The amusing but slim concept behind Renfield isn’t enough to sustain even a 93-minute movie, but the film’s greatest weakness is a failure to realise we’re here to see Nicolas Cage play Dracula. This marks Cage’s return to a major studio release since the flop of Ghost Rider: Spirit of Vengeance (2011) pushed him into more arthouse and low-budget cult films, so there’s undoubted joy in getting to see Cage reprise his infamously awful transatlantic accent from Vampire’s Kiss (1988) and chew the scenery with an impressive set of shark-like teeth.

Cage’s peculiar take on Dracula doesn’t hit the heights one expects it to, but that’s primarily because the screenplay doesn’t give him enough opportunities to flex his muscles. Renfield is, naturally, more about Dracula’s insect-eating accomplice rediscovering his humanity after meeting a tetchy traffic cop called Rebecca (Awkwafina) and getting embroiled in New Orleans’ underworld via her attempts to avenge her father’s murder at the hands of the Lobo crime family.

Nicholas Hoult (The Menu) has the responsibility of carrying this movie on his shoulders, despite a scene-stealing Cage hovering in the background, and he does a commendable job. Renfield is a sweet-natured and old-fashioned man it’s easy to feel sympathy for, even if he’s helped the Prince of Darkness murder countless thousands of people over the past hundred years! The problem is Hoult doesn’t get much to do that’s interesting, as Renfield’s relationship with Rebecca seems to ditch any romantic overtones (perhaps because the director realised Hoult has no sexual chemistry with Awkwafina), so they quickly become more like friends.

The horror-comedy intentions are also on shaky ground, as this isn’t a particularly funny script, or frightening in any meaningful way. It feels rather more like a Marvel superhero hero, only if tearing arms off to unleash geysers of blood was a move Captain America could make.

The action sequences are fairly impressive if you don’t hold it to the gold standard of John Wick: Chapter 4 (2023), or even a fairer comparison with fellow vampire flick Day Shift (2022). There’s a kinetic energy to everything that helps with the fight choreography, and it’s certainly a fun idea to have Renfeld briefly gain Popeye-style strength whenever he eats bugs instead of spinach. The best action scene takes place around a studio apartment complex, with dozens of thugs being torn asunder as arterial blood sprays everywhere, eventually resulting in a large pile of corpses.

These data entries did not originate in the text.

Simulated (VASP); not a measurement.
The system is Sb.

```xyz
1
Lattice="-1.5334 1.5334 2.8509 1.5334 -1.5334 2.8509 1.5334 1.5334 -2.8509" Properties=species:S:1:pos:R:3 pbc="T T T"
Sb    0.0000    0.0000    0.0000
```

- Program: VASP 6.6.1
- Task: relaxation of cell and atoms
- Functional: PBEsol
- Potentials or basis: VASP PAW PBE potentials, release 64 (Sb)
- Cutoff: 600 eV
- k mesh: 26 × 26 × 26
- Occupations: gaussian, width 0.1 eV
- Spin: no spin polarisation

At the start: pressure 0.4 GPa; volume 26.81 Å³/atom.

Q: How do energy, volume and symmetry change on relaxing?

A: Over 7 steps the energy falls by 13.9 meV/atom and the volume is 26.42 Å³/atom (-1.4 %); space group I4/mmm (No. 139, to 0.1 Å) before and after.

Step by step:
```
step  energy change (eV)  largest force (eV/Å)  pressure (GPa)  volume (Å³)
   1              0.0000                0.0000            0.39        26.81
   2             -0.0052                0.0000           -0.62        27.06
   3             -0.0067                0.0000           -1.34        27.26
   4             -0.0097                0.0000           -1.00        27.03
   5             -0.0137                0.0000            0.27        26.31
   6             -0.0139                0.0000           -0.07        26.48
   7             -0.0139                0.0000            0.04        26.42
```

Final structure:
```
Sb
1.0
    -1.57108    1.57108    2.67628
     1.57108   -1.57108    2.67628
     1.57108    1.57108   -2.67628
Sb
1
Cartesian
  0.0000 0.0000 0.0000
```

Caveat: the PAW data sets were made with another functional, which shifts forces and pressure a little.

The storytelling is where things also get shaky, as Chris McKay wrongly focuses on Renfield and Rebecca’s situation with the Lobo family—run by urbane matriarch Bellafrancesa (Shohreh Aghdashloo) and her annoying son Teddy (Ben Schwartz). I was frustrated they take time away from more scenes between Renfield and Dracula. To be fair, the third act pulls things together in a compelling manner once Dracula realises gangsters make better familiars, but it’s still strange that Renfield doesn’t focus on the relationship at the heart of the premise. Maybe that’s why it feels like a $65M action horror film more than it does a character-led comedy with a supernatural spin on a codependent relationship gone sour. Imagine if What We Do in the Shadows (2014) suddenly decided it wanted to be Blade (1998) halfway through.

Renfield certainly isn’t terrible or a struggle to watch, as the gruesome violence doesn’t pull its punches and Nicolas Cage is having a ball channelling various classic performances for his rendition of Dracula. It’s a shame he’s not occasionally the suave aristocrat one still expects thanks to Bela Lugosi (a version of the character he’s technically playing outright), before revealing a more predatory side, but Cage nevertheless brings his eccentric personality to bear. Some of his line readings are more like Elvis the King of Rock and Roll, than Dracula King of the Vampires.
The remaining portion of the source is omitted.